Saturday, April 13, 2024

Kenyan in Saudi heartbroken after farmhand ate Sh. 200,000 potato harvest

Telephone farming has become common for those living abroad, who have directed their earnings towards the farm. On most occasions, these are people who rarely step on their farms.

As a result, they hire ‘trusty’ farm managers to oversee all farming operations. All they have to do is send money to buy implements, facilitate services and pay salaries.

Telephone farming has not gone well for many people in Kenya. On most occasions, these farmers find themselves falling victim to scams, resulting in the loss of their hard-earned money.

One such farmer is a lady living and working in Saudi Arabia. Jedidah Wangechi decided to invest in potato farming back home in Kenya, seeking lucrative returns on her investment. She partnered with a friend to start this venture.

To manage the farm, she enlisted the services of a family friend David Waweru to oversee potato farming.

“Potato farming is good and will not fail you. I talked to my friend, who also chipped in. My brother went to the farm, and we had everything; land, seeds and fertilisers etc,” she said.

Waweru cultivated the land, and before long, they began to see the fruits of their labour on the 2.5-acre farm located in Narok.

The farm manager kept her updated with videos of the progress. He would also request funds to cover various farm-related expenses.

“I used to send money after every two weeks. We had farmed 2 acres of land then we also did half an acre as a way of paying him,” she said in a video.

Potatoes take between 3-4 months before they are harvested. Waweru kept on asking for more money until eventually, the Saudi lady began to smell a rat.

“I used to call him, and he never picked up my phone. He told my mum that his phone was not working,” Jedidah added.

Jedidah decided to send her brother to the farm to conduct due diligence and see whether everything was going according to plan.

“When I called my brother, he refused to pick up my calls and kept blue-ticking me. Eventually, I learnt what had happened; he had harvested the crops and spent all the money.”

Her parents decided to make the journey to Narok and follow up with the case of missing farm produce. Jedidah was compelled to pay for their fare, food and accommodation.

“He almost beat my dad when they asked him what happened. He used to get very agitated whenever my family asked him about the venture,” said the mother of one.

Eventually, a report was made at a local police station to arrest David Waweru. She had to fork out Sh. 7,000 as a bribe for the officers to make the arrest and be given an OB number.

“I was given an OB number. I even sent Sh. 7,000 to facilitate Waweru’s arrest since the first police station refused to arrest him.”

After being apprehended, Waweru claimed that he and Jedidah were in a romantic relationship and planning to get married.

Lady working in Saudi flies to Kenya to chase Sh. 300,000 sent to wrong number

Despite noticing the red flags from her farm manager, Jedidah chose to overlook them, fearing his agitation whenever she brought it up. Officers seized Waweru’s motorbike as collateral and discovered that the bike belonged to a company.

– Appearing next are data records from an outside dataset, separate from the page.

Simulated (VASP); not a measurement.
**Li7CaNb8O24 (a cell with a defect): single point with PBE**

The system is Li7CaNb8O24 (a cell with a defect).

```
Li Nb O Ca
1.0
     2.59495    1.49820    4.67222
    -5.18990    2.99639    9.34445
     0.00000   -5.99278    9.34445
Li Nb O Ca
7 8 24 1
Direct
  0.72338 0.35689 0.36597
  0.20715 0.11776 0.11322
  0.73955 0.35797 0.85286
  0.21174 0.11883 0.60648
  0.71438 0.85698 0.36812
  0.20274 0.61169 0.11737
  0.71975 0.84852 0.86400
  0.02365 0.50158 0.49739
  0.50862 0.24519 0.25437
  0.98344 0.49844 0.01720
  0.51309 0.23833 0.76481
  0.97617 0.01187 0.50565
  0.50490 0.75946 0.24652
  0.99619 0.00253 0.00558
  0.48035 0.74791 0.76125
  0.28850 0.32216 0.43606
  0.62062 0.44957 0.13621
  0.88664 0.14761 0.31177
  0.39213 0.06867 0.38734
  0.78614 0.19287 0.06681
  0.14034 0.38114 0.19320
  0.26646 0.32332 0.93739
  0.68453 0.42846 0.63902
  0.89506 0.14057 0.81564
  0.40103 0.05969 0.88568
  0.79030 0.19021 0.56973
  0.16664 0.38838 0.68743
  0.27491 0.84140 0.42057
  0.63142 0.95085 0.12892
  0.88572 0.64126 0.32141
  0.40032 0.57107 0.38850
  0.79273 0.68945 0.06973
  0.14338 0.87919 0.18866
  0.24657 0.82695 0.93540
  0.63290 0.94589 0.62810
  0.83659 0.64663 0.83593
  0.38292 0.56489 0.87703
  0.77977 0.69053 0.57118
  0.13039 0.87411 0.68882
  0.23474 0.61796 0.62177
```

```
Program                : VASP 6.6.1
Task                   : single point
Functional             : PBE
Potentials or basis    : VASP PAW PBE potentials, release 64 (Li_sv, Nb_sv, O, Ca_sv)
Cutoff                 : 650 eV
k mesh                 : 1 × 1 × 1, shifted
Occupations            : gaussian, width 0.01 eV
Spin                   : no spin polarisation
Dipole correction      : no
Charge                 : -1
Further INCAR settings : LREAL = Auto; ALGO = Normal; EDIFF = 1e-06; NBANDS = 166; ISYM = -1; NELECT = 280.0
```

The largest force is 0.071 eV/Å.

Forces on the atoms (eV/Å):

“His bike was confiscated but I haven’t received any help. After 3 months nothing was addressed and the company that owned his motorbike wanted it back. I never got any justice,” she said.

Jedidah Wangechi is now faced with the task of repaying her friend Sh. 200,000 capital that she had invested and never got any returns from it.

In an interview with a local media house, Waweru noted it was true he had received Sh. 170,000 from Jedidah which he used to plant on the farm and facilitate smooth operations.

“We were supposed to get 170 bags but only got 6.5 bags of potatoes. The potatoes were as small as ball gums and they didn’t work out well,” he said, adding that he was facing financial challenges at the moment, but would work to repay her over time.